The boards of Sainsbury’s and Home Retail Group have announced an agreement on terms for a possible offer to buy Argos for £1.3 billion.
The previous offer from Sainsbury’s of £1bn in November last year was rejected by the Home Retail Group.
Any deal would be subject to shareholder approval and should be completed by the first quarter of the year.
If agreed, the deal would see Argos absorbed into concessions within Sainsbury’s supermarkets. This, said Home Retail Group, would create “an enhanced supply and delivery network and a strong presence across food and grocery, clothing, homewares, toys, stationery, electricals, and furniture”.
In a statement, Home Retail Group said: “The possible offer and proposed capital returns together imply a value of approximately 161.3 pence per Home Retail Group share, based on the closing price of Sainsbury’s shares on February 1, and a value of approximately £1.3bn for Home Retail Group’s share capital.”
Sainsbury’s said it would expect a one-off cost of £140 million in the three years following completion if an offer were accepted. This cost would be related to store fit-out expenditure.
Sainsbury’s has until 5pm on February 23 to announce whether it intends to make a firm offer on the UK retail group.
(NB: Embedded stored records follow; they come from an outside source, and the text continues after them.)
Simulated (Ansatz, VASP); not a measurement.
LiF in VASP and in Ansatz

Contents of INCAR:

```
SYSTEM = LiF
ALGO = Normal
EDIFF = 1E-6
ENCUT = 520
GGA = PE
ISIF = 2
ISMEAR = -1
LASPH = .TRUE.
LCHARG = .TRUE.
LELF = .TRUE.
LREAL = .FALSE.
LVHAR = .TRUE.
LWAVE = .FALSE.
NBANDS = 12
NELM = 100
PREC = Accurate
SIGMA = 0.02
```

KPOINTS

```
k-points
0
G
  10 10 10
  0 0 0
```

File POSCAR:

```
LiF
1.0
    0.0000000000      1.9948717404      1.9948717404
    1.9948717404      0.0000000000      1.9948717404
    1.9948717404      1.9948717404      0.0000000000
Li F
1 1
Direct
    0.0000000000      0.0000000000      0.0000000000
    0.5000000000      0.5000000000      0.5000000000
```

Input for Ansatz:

Home Retail Group added: “While the board of Home Retail Group continues to believe in the prospects for the standalone company, it recognises that the possible offer will provide an attractive opportunity for Home Retail Group shareholders to receive a full valuation for their shares, and, through their shareholding in the combined group, also to participate in the value created by the combined group from the transaction.”
On January 14, the Home Retail Group agreed a deal to sell its Homebase brand to Australian retail group Wesfarmers for £340 million, which will be rebranded as Bunnings.